Editorial in RGJ!

Editorial in RGJ!

I woke this morning to a text telling me to check the RGJ Voices section-here’s what I found:

Don’t let neighborly dispute threaten important venture
RGJ, Editorial, 5/29

For years we’ve heard the complaint from teenagers and young adults: There’s nothing for us to do in the Truckee Meadows. This is a community, they’ve said, that caters to adults with gambling, drinking and other adult entertainment; what’s there for us to do?

The standard response has been: Quit complaining and do something about it yourselves. Well, that’s exactly what a group of Reno-area youngsters has done in creating the Holland Project, an all-ages venue for a variety of artistic endeavors, as well as classes and community forums. In the process, they’ve given a new life to a dark, dingy, unused warehouse, owned by the city, along the Union Pacific Railroad tracks at Keystone Avenue. The site is considered temporary; organizers will be looking for a permanent site in the coming months. Business matters for the Holland Project are handled by a board of business, government and arts leaders, but the other decisions are being made by a coordinating board.

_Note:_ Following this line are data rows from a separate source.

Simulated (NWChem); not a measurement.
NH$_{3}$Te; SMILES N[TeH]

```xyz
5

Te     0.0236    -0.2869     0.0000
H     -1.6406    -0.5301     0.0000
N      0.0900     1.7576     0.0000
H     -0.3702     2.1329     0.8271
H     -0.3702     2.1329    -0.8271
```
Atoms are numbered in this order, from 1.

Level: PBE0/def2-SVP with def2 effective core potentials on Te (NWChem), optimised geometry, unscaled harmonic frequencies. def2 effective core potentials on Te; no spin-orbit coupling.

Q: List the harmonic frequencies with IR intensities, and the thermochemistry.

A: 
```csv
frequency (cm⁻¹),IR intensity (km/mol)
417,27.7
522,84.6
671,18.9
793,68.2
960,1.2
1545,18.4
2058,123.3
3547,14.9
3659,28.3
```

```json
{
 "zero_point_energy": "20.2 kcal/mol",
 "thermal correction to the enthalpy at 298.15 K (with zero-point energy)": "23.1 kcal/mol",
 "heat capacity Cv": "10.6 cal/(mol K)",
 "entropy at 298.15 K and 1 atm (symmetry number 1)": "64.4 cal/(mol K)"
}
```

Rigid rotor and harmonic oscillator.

It is exactly the kind of hands-on, self-reliant project that you would want the community’s youth to be involved in.
Not only will it provide a venue for concerts, plays and other events, but it will also provide them with valuable lessons in life that will help them succeed as community-minded adults. Life lesson No. 1 may well be how to get along with their neighbors, a lesson many of us could use in our modern, detached neighborhoods.

Only recently opened, the Holland Project already is embroiled in a dispute with a neighbor, a dispute that has gotten hotter in recent weeks as police were called out to the project to deal with a noise complaint. Adults know well how arguments of this type in a neighborhood can escalate quickly, eventually doing irreparable damage to relationships. It’s critical that the youth involved in the project learn it, too. It would be unfortunate if this dispute were to hurt the Holland Project before it has had time to find its footing.

Rather than law enforcement, the two sides need a moderator, someone who can help them find an acceptable middle ground that will allow the project to thrive without hurting the quality of life of those who live nearby. Without some accommodation, positions will harden on both sides and the anger will only increase, eventually making reconciliation difficult, if not impossible.

The Holland Project is too important to the community to allow that to happen. The city should step in and help the two sides figure out how they can be good neighbors. –RGJ.

First, thank you. I don’t know who wrote this, but it sure means a lot, and gets right to the crux of the issue. We would love to work with the neighbor, and find an acceptable balance for each of us–and if we continue to get support from all sides of this and be strong, but open, then we’ll get there. Thank you for your support, for your kind and strong words–and for your guidance. We need voices of calm and reason sometimes, and I think this editorial resonates with both.